Delta

Delta is a structure which describe a sequence of value from both Datasets accompaninied by an error description.

Structure

case class Delta(nEqual: Long, nNotEqual: Long, describe: Both[Describe], error: Describe)

nEqual & nNotEqual

type: Long

They are two counter which tell you how many rows have exactly the same values by incrementing “nEqual” and how many have at least one difference by incrementing “nNotEqual”.

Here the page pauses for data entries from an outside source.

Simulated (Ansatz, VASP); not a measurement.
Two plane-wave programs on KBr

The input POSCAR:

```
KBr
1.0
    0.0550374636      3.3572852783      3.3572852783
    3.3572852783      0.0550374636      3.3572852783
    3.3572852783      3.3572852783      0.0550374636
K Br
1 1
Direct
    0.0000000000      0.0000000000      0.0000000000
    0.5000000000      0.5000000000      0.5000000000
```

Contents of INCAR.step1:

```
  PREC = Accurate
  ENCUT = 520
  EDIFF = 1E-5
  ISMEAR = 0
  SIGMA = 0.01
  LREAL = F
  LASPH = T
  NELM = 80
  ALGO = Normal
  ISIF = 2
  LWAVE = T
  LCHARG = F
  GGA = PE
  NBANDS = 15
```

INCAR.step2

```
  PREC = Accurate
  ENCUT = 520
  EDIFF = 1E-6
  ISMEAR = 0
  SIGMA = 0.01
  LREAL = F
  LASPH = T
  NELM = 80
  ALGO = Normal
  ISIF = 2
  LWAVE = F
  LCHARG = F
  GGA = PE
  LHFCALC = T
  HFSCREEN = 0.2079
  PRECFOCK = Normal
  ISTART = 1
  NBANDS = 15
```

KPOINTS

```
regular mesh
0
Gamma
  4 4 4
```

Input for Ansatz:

That different from “countRowEqual” and “countRowNotEqual” in Inner since difference or not is usually corresponding to one or a set of columns not every column.

describe

type: Both[Describe]

Two Describes for values in each Datasets since both are different.

error

type: Describe

A Describe for the difference between the left and the right Datasets. Generally “right_value - left_value”, for special case such as string or array, we use levenshtein to calculate the distance for the moment.

DeltaByRow

case class DeltaByRow(count: Long, byColumn: Map[String, Delta])

When there is a difference between two rows, we use a DeltaByRow instead of a DescribeByRow. It allows us to get a Describe for both Datasets since they are different but also a describe for our error.

DeltaByRow are only available inside Inner analysis and that is totally logic. In outer you can’t compare rows since they don’t have any equivalent in the other side.